The trending video was part of BBC’s expose’ of unethical sexual harassment practices of randy lecturers in West African universities, including UNILAG.
Although the menace of sexual harassment of female undergraduates in Nigeria’s tertiary institutions is not totally new, its prevalence in recent times has, however, assumed an alarming notoriety. It is fast becoming a norm, even culture, on campuses, with no clear sign of abating anytime soon.
One of such disturbing instances was last year’s escapade involving a senior lecturer at the Obafemi Awolowo University, Ile Ife, Professor Richard Akindele. The errant lecturer who has been dismissed by the university authority is currently serving a two-year jail term for demanding five sex sessions from his student, Monica Osagie in exchange for good grade.
Yet again in 2018, an Associate Professor of Economics at the Lagos State University (LASU) was caught with the help of an NGO, demanding sexual favour from a female student. Another bizarre episode occurred at the Ekiti State University, Ado Ekiti, where an accounting lecturer was caught by students, literally gasping for breath in a bid to harass a female student.
We also recall that in October 2011, five lecturers were suspended by the Ebonyi State College of Education, Ikwo for extortion and sexual harassment of students.
In another development, a dean at the University of Abuja was also exposed in a sting operation soliciting sex in exchange for marks from yet another female undergraduate. Similar repulsive incident was recorded at the University of Ilorin where a former Head of the English Department allegedly resigned after being caught in a video, harassing a 200-level female student. These are some of the sordid revelations that hint at the prevalence of sexual molestation of female undergraduates in our tertiary institutions.
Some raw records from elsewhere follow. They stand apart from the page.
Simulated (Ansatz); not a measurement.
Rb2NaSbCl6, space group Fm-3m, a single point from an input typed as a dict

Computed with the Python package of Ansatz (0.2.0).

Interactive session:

The Tide considers it diminishing and callous for university lecturers who are supposed to be good role models and old enough to be the parents of these students to be involved in such a shameful, immoral act. Besides shame and loss of self-esteem associated with sexual harassment on campuses, the menace has the potential of further degrading and de-marketing the nation’s university education which is already in an appalling state.
Although the latest culprits of this opprobrium, Igbeneghu and Oladipo have been suspended by the UNILAG authorities pending the outcome of investigations, the measure is not enough to deter other randy lecturers from their lecherous activities.
We believe that sexual assault is a criminal offence that should attract stiffer penalty than suspension or dismissal of culprit. It requires more radical approach to put an end to the menace.
With the increasing rate of sex-for-marks in our tertiary institutions, it is imperative that all universities, polytechnics and colleges of education put in place necessary measures that discourage all forms of sexual depravity on campuses.
One of such measures is for the school authorities to enact code of conduct regulating the relationship between female students and their lecturers.
In concrete terms, all tertiary institutions should encourage students to report any form of sexual abuse to the school authorities without fear of being molested or victimised. In doing so, we advise the school authorities to remove all unnecessary bureaucratic bottlenecks that inhibit students from making such complaints. It will not be out of place for schools to create a hotline number to call or a public complaints unit where cases of sexual molestation are lodged.
It is also incumbent on the students union governments in various schools to rise up in defence of their members who are victims of sexual harassment. It is their responsibility to protect students from any form of assault, harassment or victimisation.
Meanwhile, we call on the National Assembly and various state houses of assembly in the country to enact laws that will not only prohibit sexual harassment but will make the menace extremely difficult to thrive in schools. Where such laws are already in place, stiffer penalties should be meted out to culprits.
We are, however, not unaware that many female students seduce lecturers and even go as far as soliciting good grades in exchange for sex. Where this is firmly established, such student(s) should be visited with sanctions, either to repeat a whole session or even outright expulsion from the school.
The Nigerian media also have the social responsibility to launch an investigation into sex scandals in our tertiary institutions. Rather than dishing out spin-offs of what has been uncovered by foreign media like the BBC or CNN, the Nigerian Press should take the lead in unravelling scandals and identifying other prolific sexual predators on our campuses.
Nigeria’s education has suffered enough degradation, courtesy of the triple evil of examination malpractices, sorting and cultism. Adding another medal to its list of ugly laurels will be too disastrous to contemplate.